CUBA NEWS
May 29, 2007

Spanish Airline Removes Racy Cuba Ad

Spanish Airline Removes Ad Criticized As Promoting Sexual Tourism to Cuba

By Daniel Woolls, Associated Press Writer, May 23, 2007. Yahoo! News.

MADRID, Spain (AP) -- The Spanish airline Iberia has withdrawn a cartoon ad that depicts a baby boy frolicking on a beach with buxom black Cuban ladies after consumer groups complained it is insulting to women and encourages sexual tourism.

The pair of women -- with exaggerated lips and tiny, tight shorts on broad hips -- massage and pamper the white Spanish infant after he arrives in Havana on a free trip from Iberia. At one point, lounging at a seaside bar, he sings "Come on honey, take me to the crib."

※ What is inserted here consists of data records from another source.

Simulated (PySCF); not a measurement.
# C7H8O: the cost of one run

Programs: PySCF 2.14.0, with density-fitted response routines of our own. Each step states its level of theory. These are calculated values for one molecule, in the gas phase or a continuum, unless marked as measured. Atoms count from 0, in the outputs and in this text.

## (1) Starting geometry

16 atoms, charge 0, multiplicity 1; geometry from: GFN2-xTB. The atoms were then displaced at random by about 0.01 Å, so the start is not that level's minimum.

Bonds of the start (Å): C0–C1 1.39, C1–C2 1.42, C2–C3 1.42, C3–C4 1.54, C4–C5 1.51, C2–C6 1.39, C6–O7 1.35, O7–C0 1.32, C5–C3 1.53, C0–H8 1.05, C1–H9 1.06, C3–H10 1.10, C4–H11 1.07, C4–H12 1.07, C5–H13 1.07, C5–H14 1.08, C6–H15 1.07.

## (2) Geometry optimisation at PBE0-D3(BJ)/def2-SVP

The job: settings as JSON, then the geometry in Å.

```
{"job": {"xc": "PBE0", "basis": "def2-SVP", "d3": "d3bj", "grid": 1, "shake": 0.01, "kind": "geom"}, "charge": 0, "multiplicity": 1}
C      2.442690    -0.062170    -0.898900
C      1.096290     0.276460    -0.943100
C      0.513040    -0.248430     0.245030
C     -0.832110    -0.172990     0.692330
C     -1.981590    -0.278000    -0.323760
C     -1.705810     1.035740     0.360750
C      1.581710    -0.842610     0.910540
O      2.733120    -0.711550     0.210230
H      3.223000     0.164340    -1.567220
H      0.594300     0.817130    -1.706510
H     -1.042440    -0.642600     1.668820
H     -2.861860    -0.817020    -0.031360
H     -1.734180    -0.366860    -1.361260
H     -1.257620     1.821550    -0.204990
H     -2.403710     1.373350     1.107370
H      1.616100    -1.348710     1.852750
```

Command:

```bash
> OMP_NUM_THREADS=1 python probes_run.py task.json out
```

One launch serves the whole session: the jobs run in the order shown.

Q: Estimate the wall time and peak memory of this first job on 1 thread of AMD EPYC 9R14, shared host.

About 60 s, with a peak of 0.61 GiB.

Iberia's web site ran the video as part of a contest offering free trips to celebrate the site's 10th anniversary. The clip was yanked last week after less than 10 days on the page, following a complaint by the Federation of Consumers in Action, although it has resurfaced on YouTube.

Ileana Fuentes, executive director of the Miami-based Cuban Feminist Network, said the cartoon plays to the idea that for Spanish men, Cuba is the place to go for easy sex with poor, black women.

"Obviously, it is an ad aimed at the male population. It is a male, white baby being told ... 'yeah, you can go to this island and these nice sexy, sexual black women will pamper you to death. They will do anything for you.' That is a sexual tourism ad of the subtle kind," Fuentes said from Miami.

She lambasted the ad as sexist, racist and colonialist, saying it uses "the black female Cuban body as bait for increased air fare sales. That is what it is."

Other cartoons in the Iberia ad campaign showed a sheep winning a trip to New York and singing rap songs with young black men, and a vacuum cleaner being transported to Buenos Aires for tango dancing. They apparently raised no stink. Only the Cuba ad did.


An Iberia official speaking on condition of anonymity said it was only meant to be amusing and the company withdrew it as soon as complaints started coming in. "We do not want to offend anyone," the official said.

The Federation of Consumers in Action said the ad violates a 1988 Spanish advertising law that makes it illegal to insult specific groups of people. In this case, the victims are Cuban women and women in general who work in the tourism industry, said federation spokesman Ruben Sanchez.

He said it was certainly not Iberia's intention to encourage sexual tourism to Cuba, but the effect was to give the wrong idea about the island nation and its women.

"The effect is to perpetuate the denigrating cliche that Cuba is a country where there is a high level of prostitution or where women are waiting around for tourists to arrive and be at their disposal. And that is not the case," Sanchez said from Seville.